This is an archive of the discontinued LLVM Phabricator instance.

Support lib changes to allow VFS implementation handling working dir locally.
AbandonedPublic

Authored by ilya-biryukov on Aug 3 2017, 4:51 AM.

Details

Reviewers
None
Summary

This is in unfinished state as of now and not ready for submission.

  • Has a bunch of TODOs that must be fixed.
  • Laking Windows implementation.

Event Timeline

ilya-biryukov created this revision.Aug 3 2017, 4:51 AM

Hi, @chapuni,

@klimek told me you could probably help with Windows-specific questions.

We're working on making clang's vfs::RealFileSystem more thread-friendly. Current implementation uses process-global working directory, we want to get rid of that. (vfs::FileSystem has setCurrentWorkingDirectory and must do all relative paths lookups according to its value).
To do that, we want to store file descriptor of working directory in vfs::RealFileSystem and do all lookups relatively to that. On Unix we achieve that by calling openat and their equivalents.
This review contains a prototype of the changes we need to Support library to make it work on Unix. The question is how to do it properly on Windows.

After doing some research, it seems that we should use NtCreateFile and pass proper ObjectAttributes.RootDirectory (e.g. see this stackoverflow question).
But AFAIU, this means we'll have to rewrite the Windows version Path.inc to use Nt-functions everywhere.
What are your thoughts on that? Is it ok to rewrite Path.inc to use Nt functions? Are there any alternative implementations/APIs that would work for us?

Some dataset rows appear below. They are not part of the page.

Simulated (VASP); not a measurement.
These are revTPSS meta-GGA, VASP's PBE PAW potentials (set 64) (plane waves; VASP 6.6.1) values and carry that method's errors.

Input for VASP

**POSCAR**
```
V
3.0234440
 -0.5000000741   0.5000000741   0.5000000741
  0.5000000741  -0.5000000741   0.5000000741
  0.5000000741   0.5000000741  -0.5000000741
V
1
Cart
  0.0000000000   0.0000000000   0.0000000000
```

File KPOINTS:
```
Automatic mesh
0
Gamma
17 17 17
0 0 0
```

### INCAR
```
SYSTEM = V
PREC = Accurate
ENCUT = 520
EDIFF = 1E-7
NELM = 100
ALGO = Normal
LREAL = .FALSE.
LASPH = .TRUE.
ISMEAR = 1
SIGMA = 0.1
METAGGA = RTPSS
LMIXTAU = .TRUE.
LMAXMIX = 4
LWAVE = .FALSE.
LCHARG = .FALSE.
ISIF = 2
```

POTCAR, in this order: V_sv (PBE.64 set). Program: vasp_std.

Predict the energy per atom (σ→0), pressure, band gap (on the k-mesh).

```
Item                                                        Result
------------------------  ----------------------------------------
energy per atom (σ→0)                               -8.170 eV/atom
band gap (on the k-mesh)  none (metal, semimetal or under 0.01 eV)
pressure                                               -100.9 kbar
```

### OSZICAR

It's not just Windows, but not even all unixes support openat. Minimum required version of various Unixes are:

DragonFly 2.3.
FreeBSD 8.0.
Linux 2.6.16
NetBSD 7.0.
OpenBSD 5.0.
OS X 10.10.

I don't know how old some of these are, but you should check first to make sure we don't support any versions of these unix variants with versions older than specified above. As for Windows, If we're going to use Nt functions, I would rather they be entirely separate functions. i.e. not done via an optional parameter to an existing function, but a completely new function.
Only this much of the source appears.